The Rhetoric of Middle-earth

The Superversive: The Rhetoric of Middle-earth (An excerpt from Writing Down the Dragon)
Many critics have claimed that Tolkien is a bad prose stylist. Does this mean that The Lord of the Rings is a ‘good bad book’, merely an entertaining melodrama? To answer the question, we need to define the difference between melodrama and drama. I am indebted to Stephen R. Donaldson for this partial but useful definition: Where melodrama is about a Villain, a Victim, and a Rescuer, drama is about how those three characters exchange roles.

Gollum is an excellent example. When we meet him in The Two Towers, he appears to be a pure villain, with Frodo and Sam as his intended victims. But Frodo tames him, for a while, just enough so that Gollum can play the rescuer in the Dead Marshes. Captured by Faramir, he becomes a victim, and Frodo rescues him. He is victimized in another way by Sam, who fails to see how Gollum is struggling towards the good, and inadvertently pushes him back into his evil habits. Then Gollum becomes the villain once more, betraying the Hobbits to Shelob; but in the end, at Mount Doom itself, he turns (despite his worst intentions) into the final rescuer who saves the Quest from catastrophe.

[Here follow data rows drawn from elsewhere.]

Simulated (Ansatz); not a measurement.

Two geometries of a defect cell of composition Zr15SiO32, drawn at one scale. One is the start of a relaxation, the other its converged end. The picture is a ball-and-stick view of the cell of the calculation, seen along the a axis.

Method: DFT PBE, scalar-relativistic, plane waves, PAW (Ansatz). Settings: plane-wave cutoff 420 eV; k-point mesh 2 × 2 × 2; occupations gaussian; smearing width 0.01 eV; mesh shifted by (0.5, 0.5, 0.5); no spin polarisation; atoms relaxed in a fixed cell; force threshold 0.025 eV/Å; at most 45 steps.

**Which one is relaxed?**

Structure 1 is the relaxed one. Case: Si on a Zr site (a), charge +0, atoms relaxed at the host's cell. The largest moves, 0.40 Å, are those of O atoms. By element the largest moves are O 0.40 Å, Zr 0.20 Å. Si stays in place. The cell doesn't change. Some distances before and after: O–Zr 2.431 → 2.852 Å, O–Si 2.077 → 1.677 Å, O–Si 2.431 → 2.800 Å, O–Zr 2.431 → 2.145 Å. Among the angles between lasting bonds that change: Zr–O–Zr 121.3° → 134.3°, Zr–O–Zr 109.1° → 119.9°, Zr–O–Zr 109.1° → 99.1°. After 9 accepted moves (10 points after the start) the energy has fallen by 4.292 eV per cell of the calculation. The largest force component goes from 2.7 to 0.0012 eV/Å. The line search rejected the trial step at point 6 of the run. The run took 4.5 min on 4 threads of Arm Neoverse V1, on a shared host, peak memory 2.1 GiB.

Whatever The Lord of the Rings is, it is not a melodrama, any more than Hamlet or the Iliad. It contains several dramas, interlaced in a complex pattern, and each told in a style appropriate to the incidents and the characters. But none of these styles are the default style of the modern ‘literary’ novel. There are no showpiece sentences for the critics to make much of; there is no stock vocabulary of symbolism, Freudian, Marxist, or what not, by which to decode the text.